Eufémia Amela is Mozambique’s nominee for the UN disability committee, which is holding an election for new members in late November 2020. She has a physical disability after being affected by polio as a child.
I am the second daughter of eight children. After I contracted polio, resulting in my disability, my parents moved to the capital of the country. There, I studied from elementary school to higher education, graduated as a history and geography teacher and graduated in planning, administration and management education, and worked as a public sector worker and human rights activist (in particular, for people with disabilities).
During my journey I [have worked on] gender issues, inclusive education and HIV/AIDS, and gained experience in national and international events related to issues of disability and gender. I participated in the preparation of training manuals on disability for service providers and an article for a book on inclusive education issues in higher education.
My experience of disability discrimination
During my life as a person with a disability, I have faced several situations of discrimination and attitude barriers. [In 1986] my boss in the workplace refused my participation in an internship in Brazil, claiming that I was a person with a disability and that I could not do it. Another situation was the rejection by my partner’s family, who said that I am not an ideal woman because my disability would prevent me from doing housework and taking care of them. I also experienced situations in which my sexuality was questioned [and suggestions] that I am very daring to have children in a situation where I am a person with a disability. This marked me in such a way that I decided to have [children. I now have] three daughters, who are the reason for my life and give me great pride to fight for the rights of people with disabilities, and in particular women with disabilities.

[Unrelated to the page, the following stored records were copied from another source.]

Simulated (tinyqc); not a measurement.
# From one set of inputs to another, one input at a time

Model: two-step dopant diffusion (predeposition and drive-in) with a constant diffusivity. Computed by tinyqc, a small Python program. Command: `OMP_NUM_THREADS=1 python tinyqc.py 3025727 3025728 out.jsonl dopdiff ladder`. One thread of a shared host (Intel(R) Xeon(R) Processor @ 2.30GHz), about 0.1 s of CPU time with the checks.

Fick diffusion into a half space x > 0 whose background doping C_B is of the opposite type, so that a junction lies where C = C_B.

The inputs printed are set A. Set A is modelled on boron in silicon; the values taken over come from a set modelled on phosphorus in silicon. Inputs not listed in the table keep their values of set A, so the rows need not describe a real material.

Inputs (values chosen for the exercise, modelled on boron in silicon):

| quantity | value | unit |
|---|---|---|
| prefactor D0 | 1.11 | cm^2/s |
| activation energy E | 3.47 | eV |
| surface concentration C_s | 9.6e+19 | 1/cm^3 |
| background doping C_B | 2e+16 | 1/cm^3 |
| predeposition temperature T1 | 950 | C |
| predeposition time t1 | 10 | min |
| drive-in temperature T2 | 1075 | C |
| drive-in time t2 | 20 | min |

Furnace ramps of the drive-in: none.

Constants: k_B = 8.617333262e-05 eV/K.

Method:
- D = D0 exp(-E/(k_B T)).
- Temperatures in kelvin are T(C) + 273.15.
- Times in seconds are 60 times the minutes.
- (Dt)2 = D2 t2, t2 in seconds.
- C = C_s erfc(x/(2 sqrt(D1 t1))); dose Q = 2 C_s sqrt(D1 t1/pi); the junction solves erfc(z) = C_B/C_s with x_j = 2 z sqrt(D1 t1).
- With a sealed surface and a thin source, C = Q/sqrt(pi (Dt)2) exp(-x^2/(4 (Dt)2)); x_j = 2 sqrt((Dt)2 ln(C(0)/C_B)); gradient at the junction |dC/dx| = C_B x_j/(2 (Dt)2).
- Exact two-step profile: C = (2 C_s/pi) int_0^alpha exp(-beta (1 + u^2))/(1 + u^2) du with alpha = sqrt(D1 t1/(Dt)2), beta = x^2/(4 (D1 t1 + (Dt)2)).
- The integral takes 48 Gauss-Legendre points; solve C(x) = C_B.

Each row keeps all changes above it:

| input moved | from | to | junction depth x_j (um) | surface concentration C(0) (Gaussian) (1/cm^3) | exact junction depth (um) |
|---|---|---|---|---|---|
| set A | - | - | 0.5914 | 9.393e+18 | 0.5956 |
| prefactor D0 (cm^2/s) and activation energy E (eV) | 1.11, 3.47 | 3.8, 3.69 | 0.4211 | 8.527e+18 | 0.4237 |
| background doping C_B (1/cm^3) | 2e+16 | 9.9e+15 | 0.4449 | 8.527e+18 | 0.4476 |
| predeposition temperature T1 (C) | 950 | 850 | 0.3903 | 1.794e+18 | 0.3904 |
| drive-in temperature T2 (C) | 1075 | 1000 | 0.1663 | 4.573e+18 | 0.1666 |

Why it’s so important that we have an #EqualUN
It is important to ensure gender balance and equity [on the UN disability committee] to ensure that women have the right to a voice. Women with disabilities suffer double discrimination (for being a woman and for being a person with a disability), and even among people with disabilities, women with disabilities remain discriminated against and have little visibility. Also, the participation of women in the committee can influence states parties to pass non-discriminatory laws towards women with disabilities.
In the committee it is important that there is diversity. Although the disability community has some things in common, it is important that the various types of impairment are represented so that the different sensitivities are felt, taking into account that representation means speaking in the first person, [with our own] voices – it means nothing for us without us. Another aspect is that disability can be linked with poverty, so it is important to have representation of people living in low-income countries. This may influence states parties to promote actions aimed at allocating more resources and investments in the area of disability.
The barriers [I have experienced in trying to] access public services made me a firm woman with the courage to fight for my rights through membership in the associative movement as one of the pioneers, in the certainty that one day life has to change and that differences cannot divide us as human beings.